The Workers' Compensation Division, a compensation judge, the Workers' Compensation Court of Appeals, or a district court in cases before them shall direct the distribution of benefits provided by this chapter. These benefits are payable in the same manner as other payments of compensation.
In case deposit is or has been made pursuant to subdivision 2a by mistake or inadvertence, or under circumstances that justice requires a refund, the commissioner of management and budget is authorized to refund the deposit under order of the commissioner, a compensation judge, the Workers' Compensation Court of Appeals, or a district court. Claims for refunds must be submitted to the commissioner within three years of the date of reconciliation and final determination under subdivision 2a. There is appropriated to the commissioner from the fund an amount sufficient to make the refund and payment.

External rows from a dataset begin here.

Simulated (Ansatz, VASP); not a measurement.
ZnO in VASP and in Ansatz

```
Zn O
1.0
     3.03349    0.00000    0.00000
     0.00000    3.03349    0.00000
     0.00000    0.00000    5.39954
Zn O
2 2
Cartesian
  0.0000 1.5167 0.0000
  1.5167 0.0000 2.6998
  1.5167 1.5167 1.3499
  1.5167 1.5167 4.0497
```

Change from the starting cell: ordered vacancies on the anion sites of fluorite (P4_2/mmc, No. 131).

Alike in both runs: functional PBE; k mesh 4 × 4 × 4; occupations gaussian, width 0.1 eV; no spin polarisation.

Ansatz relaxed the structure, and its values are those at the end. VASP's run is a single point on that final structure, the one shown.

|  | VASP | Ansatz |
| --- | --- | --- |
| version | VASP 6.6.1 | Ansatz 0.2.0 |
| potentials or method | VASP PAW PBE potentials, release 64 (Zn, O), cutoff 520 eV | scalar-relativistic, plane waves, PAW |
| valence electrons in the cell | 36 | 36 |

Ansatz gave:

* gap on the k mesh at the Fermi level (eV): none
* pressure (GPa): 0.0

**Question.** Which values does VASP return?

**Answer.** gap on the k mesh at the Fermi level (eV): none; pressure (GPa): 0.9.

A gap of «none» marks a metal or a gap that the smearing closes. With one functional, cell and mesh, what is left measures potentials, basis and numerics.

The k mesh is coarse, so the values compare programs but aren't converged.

The commissioner is the administrator of the special compensation fund. The special fund shall be designated a party in an action regarding any right, obligation, and liability of the special fund. The commissioner of management and budget, as custodian, does not have standing in an action determining any right, obligation, or liability of the special fund. As requested by the commissioner, the attorney general shall represent the special fund in all legal matters in which the special fund has an interest. The commissioner may designate one or more division employees to appear on behalf of the special fund in proceedings under this chapter. The division employees so designated need not be attorneys-at-law.
In addition to powers granted to the special compensation fund by this chapter the fund may do the following:
(1) sue and be sued in its own name;
(2) intervene in or commence an action under this chapter or any other law, including, but not limited to, intervention or action as a subrogee to the division's right in a third-party action, any proceeding under this chapter in which liability of the special compensation fund is an issue, or any proceeding which may result in other liability of the fund or to protect the legal right of the fund;
(3) enter into settlements including but not limited to structured, annuity purchase agreements with appropriate parties under this chapter. Notwithstanding any other provision of this chapter, any settlement may provide that the fund partially or totally denies liability for payment of benefits, and no determination of employer insurance status and liability under section 176.183, subdivision 2, shall be required for approval of the stipulation for a settlement;
(4) contract with another party to administer the special compensation fund;
(5) take any other action which an insurer is permitted by law to take in operating within this chapter; and
(6) conduct a financial audit of indemnity claim payments, premium, and assessments reported to the fund. This may be contracted by the fund to a private auditing firm.
Sums paid to the commissioner pursuant to this section shall be in the manner prescribed by the commissioner. The commissioner may impose a penalty payable to the commissioner for deposit in the assigned risk safety account of up to 15 percent of the amount due under this section but not less than $1,000 in the event payment is not made or reports are not submitted in the manner prescribed.
The accounting, investigation, and legal costs necessary for the administration of the programs financed by the special compensation fund shall be paid from the fund during each biennium commencing July 1, 1981. Staffing and expenditures related to the administration of the special compensation fund shall be approved through the regular budget and appropriations process. All sums recovered by the special compensation fund as a result of action under section 176.061, or recoveries of payments made by the special compensation fund under section 176.183 or 176.191, or sums recovered under chapter 182, shall be credited to the special compensation fund.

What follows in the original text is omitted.